IBM Models Human Blood System To Build Solar Power Prototype

coondoggie writes "IBM today said its researchers are developing a solar power system that concentrates solar radiation 2,000 times by using a human-blood supply modeled way of cooling and converting 80% of Sun's heat into useful energy. IBM says the system can also desalinate water and cool air in sunny, remote locations where such systems are often in short supply."

Re:Bigger Problems

[TheRealMindChild]

Actually, it applies to the function of blood to transfer excess heat out of the body. If you didn't have this function in your body, your insides would cook and your skin would be cold.

Re:Cray 2

[SuricouRaven]

A Cray 2 requires 200KW. The panels claim 80% efficiency, so you'd need 200/0.8 = 250KW. Sun intensity, ignoring atmosphere and with optimal panel orientation, is around 1.3KW/M^2. So you'd need 192 M^2 of panels. In practice you'd need space for panel orientation gear, plus atmospheric attenuation would reduce power, so you'd need rather more than that, but it's entirely practical. However, no running the Cray at night.
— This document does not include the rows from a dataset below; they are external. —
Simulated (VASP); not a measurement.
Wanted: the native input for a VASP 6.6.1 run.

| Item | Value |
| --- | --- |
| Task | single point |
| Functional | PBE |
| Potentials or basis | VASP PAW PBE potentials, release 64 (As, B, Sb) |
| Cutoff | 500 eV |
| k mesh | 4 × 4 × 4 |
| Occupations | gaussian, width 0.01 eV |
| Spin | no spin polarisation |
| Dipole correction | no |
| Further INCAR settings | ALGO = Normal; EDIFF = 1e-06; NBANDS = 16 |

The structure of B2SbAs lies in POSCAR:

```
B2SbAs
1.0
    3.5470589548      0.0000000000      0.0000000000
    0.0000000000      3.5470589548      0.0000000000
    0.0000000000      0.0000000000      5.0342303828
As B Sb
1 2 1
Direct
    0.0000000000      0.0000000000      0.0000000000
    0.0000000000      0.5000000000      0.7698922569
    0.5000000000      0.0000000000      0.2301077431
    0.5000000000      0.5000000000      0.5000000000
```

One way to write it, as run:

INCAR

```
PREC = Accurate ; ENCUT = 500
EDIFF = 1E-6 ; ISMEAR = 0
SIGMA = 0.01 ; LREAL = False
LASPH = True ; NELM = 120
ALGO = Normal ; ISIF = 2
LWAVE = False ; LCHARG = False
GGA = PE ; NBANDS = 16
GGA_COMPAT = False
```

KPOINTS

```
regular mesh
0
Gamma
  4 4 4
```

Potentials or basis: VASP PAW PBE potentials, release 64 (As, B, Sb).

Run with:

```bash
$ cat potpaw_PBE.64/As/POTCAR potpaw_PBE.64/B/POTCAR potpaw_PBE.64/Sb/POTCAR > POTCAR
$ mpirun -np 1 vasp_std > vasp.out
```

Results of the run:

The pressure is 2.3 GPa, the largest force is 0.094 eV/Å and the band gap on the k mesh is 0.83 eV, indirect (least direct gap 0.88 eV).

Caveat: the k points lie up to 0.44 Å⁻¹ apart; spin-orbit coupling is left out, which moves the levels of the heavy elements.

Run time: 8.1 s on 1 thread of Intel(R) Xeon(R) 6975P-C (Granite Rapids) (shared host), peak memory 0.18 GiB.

The Cray 2 had 1.3GF of floating-point processing power. A single i7 chip has 109GF, double-precision. The Cray 2 was without doubt one of the coolest looking computers ever built, but the technology is rather dated. You could comfortably emulate it on a modern desktop.

*European, not handegg.

Re:Cray 2

[Anonymous Coward]

Sun intensity, ignoring atmosphere and with optimal panel orientation, is around 1.3KW/M^2.

[citation needed]

But let me help you with that, since most solar power advocates can't seem to wrap their heads around the fact that there is a physical limit to the amount of solar radiation that makes solar power a non-starter for baseload power generation:

Insolation [wikipedia.org] article on Wikipedia

The relevant excerpt, with the critical information in bold:

Over the course of a year the average solar radiation arriving at the top of the Earth's atmosphere at any point in time is roughly 1366 watts per square metre[3][4] (see solar constant). The radiant power is distributed across the entire electromagnetic spectrum, although most of the power is in the visible light portion of the spectrum. The Sun's rays are attenuated as they pass through the atmosphere, thus reducing the irradiance at the Earth's surface to approximately 1000 W /m2 for a surface perpendicular to the Sun's rays at sea level on a clear day.

The actual figure varies with the Sun angle at different times of year, according to the distance the sunlight travels through the air, and depending on the extent of atmospheric haze and cloud cover. Ignoring clouds, the daily average irradiance for the Earth is approximately 250 W/m2 (i.e., a daily irradiation of 6 kWh/m2), taking into account the lower radiation intensity in early morning and evening, and its near-absence at night.

So, 1.3 kW/m^2 if you can stick a solar panel at the top of the atmosphere and use a really long power cable; 1 kW/m^2 if you happen to be directly underneath the sun at sea level; but 0.25 kW/m^2 on average in general on non-cloudy days over all 24 hours - or, equivalently, 0.75 kW/m^2 per hour over 8 hours of reasonably direct sunlight.